Most people know the League of Nations for being that one international organization after World War I that failed; sort of like a global Articles of Confederation. And yet, the nuances of the organization – the how and why of its beginning and its end – are often lost. This blog post will get more into those nuances and give you some questions at the end to help you solidify the information that you have learned for the APUSH exam.
The proposal for a League of Nations was the fourteenth of President Woodrow Wilson’s 14 Points, which were the terms he took to the Paris Peace Conference at the end of World War I. The League was designed to handle global diplomatic problems before they turned into wars and was the most controversial part of the final treaty. Critics in the United States Senate feared that it would require America to be involved in international conflicts. Source: The Ohio State University.

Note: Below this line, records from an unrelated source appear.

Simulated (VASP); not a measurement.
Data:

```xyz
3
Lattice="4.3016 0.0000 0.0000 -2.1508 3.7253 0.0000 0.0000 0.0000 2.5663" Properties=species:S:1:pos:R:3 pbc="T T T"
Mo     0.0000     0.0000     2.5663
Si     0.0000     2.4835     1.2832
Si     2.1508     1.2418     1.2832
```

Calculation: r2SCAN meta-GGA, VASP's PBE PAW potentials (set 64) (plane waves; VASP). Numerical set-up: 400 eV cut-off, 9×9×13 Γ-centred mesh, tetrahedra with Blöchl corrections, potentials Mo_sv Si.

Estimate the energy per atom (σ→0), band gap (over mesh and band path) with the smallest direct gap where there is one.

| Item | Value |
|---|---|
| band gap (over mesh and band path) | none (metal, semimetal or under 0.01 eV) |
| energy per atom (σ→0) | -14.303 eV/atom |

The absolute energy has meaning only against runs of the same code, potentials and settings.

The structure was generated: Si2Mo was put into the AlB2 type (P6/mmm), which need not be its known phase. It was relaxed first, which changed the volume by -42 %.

Where should we begin the overview of the League of Nations?
There are a couple of places we could begin:
1. The ending of WWI, and the anger many European nations had for Germany for starting what they saw as a war of aggression and needless bloodshed (remember the MAIN causes of WWI? Militarism, Alliances, Imperialism, and Nationalism).
2. The defeated and humiliated Germans, which would lead nicely into an understanding of the foundation of the next World War.
However, since this is U.S. history, I will begin with Woodrow Wilson and his Fourteen Points.
What were Wilson’s 14 points?
Woodrow Wilson’s 14 points were the United States’s official position for a post-WWI world. Remember that many believed that World War i would be the war to end all all wars. The visions of a post-WWI world were sweeping and echoed visions of Utopias; after all, many believed that the carnage of WWI would be meaningless if the world continued in the same way. Wilson’s 14 points were in line with these beliefs.
Furthermore, Wilson knew that Russia in 1917 was entertaining other ideas of the world – ideas that made capitalism obsolete. In his 14 points, Wilson would offer up another idea for how nations could interact with each other peacefully.
In the fourteenth point, Wilson stated, “A general association of nations must be formed under specific covenants for the purpose of affording mutual guarantees of political independence and territorial integrity to great and small states alike.” This point was the foundation of the League of Nations.
What was the League of Nations?
In a response to the disastrous system of alliances that are often credited with beginning WWI, the League of Nations would be primarily a global peace-keeping organization. Member nations would vote on how to deal with problems, first diplomatically, then, economically. There would be no League of Nations army set to enforce the policies. Instead, the member nations would be primarily responsible for carrying out the League’s wishes.
There were, of course, many weaknesses in this structure. First and foremost, the League failed in its ultimate mission: prevent another world war. There are likely many reasons for this, including:
1. The League was made up primarily of Allied nations in WWI, giving it the nickname “the League of Victors.”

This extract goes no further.